Search Catalogue Documentation
The present document presents information on creation and maintenance of
MS SiteServer Search Catalogues. We expect the readers of this document to be
generally familiar with the features provided by SiteServer Search, how to
create new catalogue instances from Microsoft Wizards, and other basic
functionality. Information provided here is supplementary to Microsoft
documentation. It focuses on important aspects of Search we feel would
benefit from extra focus.
In this document we cover:
Dublin Core metadata is in the form DC.Name, DC is followed by a dot and then
by the name of the tag. Search does not support dots. In fact it does not
support most punctuation characters. To overcome this difficulty the following
steps need to be carried out.
NOTE: If the catalogue definition already contains meta tags with "invalid"
characters then the following procedure must be carried out before new tags can
be entered, or old tags modified. The Catalog Schema interface will not allow
any operations to be performed on it when "invalid" characters are found in meta
tags. Hence, before new tags can be entered the old tags must be deleted.

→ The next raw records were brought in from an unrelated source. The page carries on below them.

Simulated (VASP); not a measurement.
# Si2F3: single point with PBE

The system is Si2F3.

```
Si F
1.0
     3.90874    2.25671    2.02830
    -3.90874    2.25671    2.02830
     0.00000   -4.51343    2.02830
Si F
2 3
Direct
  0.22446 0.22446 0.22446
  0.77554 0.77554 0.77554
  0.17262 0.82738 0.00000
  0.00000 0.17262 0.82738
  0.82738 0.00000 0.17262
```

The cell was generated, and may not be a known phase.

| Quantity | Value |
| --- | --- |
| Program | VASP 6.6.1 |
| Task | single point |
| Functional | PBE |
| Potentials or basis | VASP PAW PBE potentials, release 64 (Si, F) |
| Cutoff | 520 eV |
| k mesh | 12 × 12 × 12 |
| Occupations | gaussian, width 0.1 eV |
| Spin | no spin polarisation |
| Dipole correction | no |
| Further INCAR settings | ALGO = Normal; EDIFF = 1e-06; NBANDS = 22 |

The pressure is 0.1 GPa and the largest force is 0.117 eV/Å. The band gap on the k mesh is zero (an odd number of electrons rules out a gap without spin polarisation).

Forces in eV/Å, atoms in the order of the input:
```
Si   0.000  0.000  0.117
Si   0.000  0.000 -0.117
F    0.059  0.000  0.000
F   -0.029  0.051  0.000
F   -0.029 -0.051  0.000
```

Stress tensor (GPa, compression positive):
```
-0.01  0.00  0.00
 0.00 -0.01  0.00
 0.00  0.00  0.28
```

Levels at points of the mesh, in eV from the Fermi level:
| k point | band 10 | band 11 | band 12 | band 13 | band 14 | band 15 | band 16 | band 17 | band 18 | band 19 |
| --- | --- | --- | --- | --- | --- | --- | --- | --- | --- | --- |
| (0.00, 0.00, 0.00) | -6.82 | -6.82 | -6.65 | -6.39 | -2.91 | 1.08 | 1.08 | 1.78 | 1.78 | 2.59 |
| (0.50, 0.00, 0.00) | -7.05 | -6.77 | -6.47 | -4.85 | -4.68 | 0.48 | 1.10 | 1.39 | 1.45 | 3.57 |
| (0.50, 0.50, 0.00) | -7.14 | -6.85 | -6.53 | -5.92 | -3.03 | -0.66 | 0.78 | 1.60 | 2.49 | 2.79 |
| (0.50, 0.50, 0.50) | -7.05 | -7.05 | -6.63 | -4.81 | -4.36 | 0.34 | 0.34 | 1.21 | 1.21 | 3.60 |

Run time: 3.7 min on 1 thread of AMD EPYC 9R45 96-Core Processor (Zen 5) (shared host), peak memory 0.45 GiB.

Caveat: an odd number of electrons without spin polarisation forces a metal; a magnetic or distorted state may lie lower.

- Find a file called Schema.txt in directory
C:\Microsoft Site Server\Data\Search\Projects\xxxx\Build\, replacing xxxx with
the name of the catalogue (e.g. ExploitCatalogue) (Note: we assume that a
Custom Schema is used for the creation of the catalog).
- Find the blocks of code containing the tags with "invalid" characters and
cut them out of the file. Save and exit the editor.
To enter new tags follow these steps:
- In SS3.0 MMC open the search branch and find the
search catalogue that you wish to modify. In the Catalogue Build Server branch
open the Schema and Add to the catalog the desired tag, replacing fullstops by
an underscore or some other neutral and acceptable character. Select HTML Meta
for Property Set. For Property ID give a unique name e.g. DC$, where $ is a
number. Set both Retrieve and Index radio buttons to Yes.
- Repeat Step 1 for each Dublin Core tag. Save this as
a Custom Schema. When done, close the MMC.
- Find a file called Schema.txt in directory
C:\Microsoft Site Server\Data\Search\Projects\xxxx\Build\schema.txt where xxxx
stands for the name of the catalogue. Open this file in a text editor. Find
the lines with your tags that you have just entered and replace the neutral
character by a full stop in each of the DC tags. Now save the schema file and
exit.
- Rebuild the catalog. To search for tag content in the catalog you must type:
@"META_DC.Creator" Jake Brown . You will need to modify the search
scripts to accept the extra form argument.
Categorisation of documents is used to restrict the scope of the searched
files. In practice this means tagging files with metadata. A different kind of
configuration to the above is needed to facilitate Category based searching:
- Open DEFINECOLUMNS.TXT file in c:\Microsoft Site
Server\Data\Search\Config directory.
- Modify it to contain the following line for each meta tag you want in
the catalog:
myTag (DBTYPE_WSTR | DBTYPE_BYREF) =
d1b5d3f0-c0b3-11cf-9a92-00a0c908dbf1 "myTag"
(NOTE:
replace myTag with the name of the tag in two
places. Only the second entry ought to be in quotes)
- Modify Schema.txt file in the same directory to have
the following block of code for each meta tag you want to catalog:
<COLUMN
name=myTag
description="Some Descriptive Text"
type="VT_LPWSTR"
propid="d1b5d3f0-c0b3-11cf-9a92-00a0c908dbf1/myTag"
index="yes"
retrieve="yes"
</COLUMN>
NOTE:
replace myTag with the appropriate string in
two places. Add some descriptive comment at the "description" variable.
We have used the Master Schema to facilitate Category Search.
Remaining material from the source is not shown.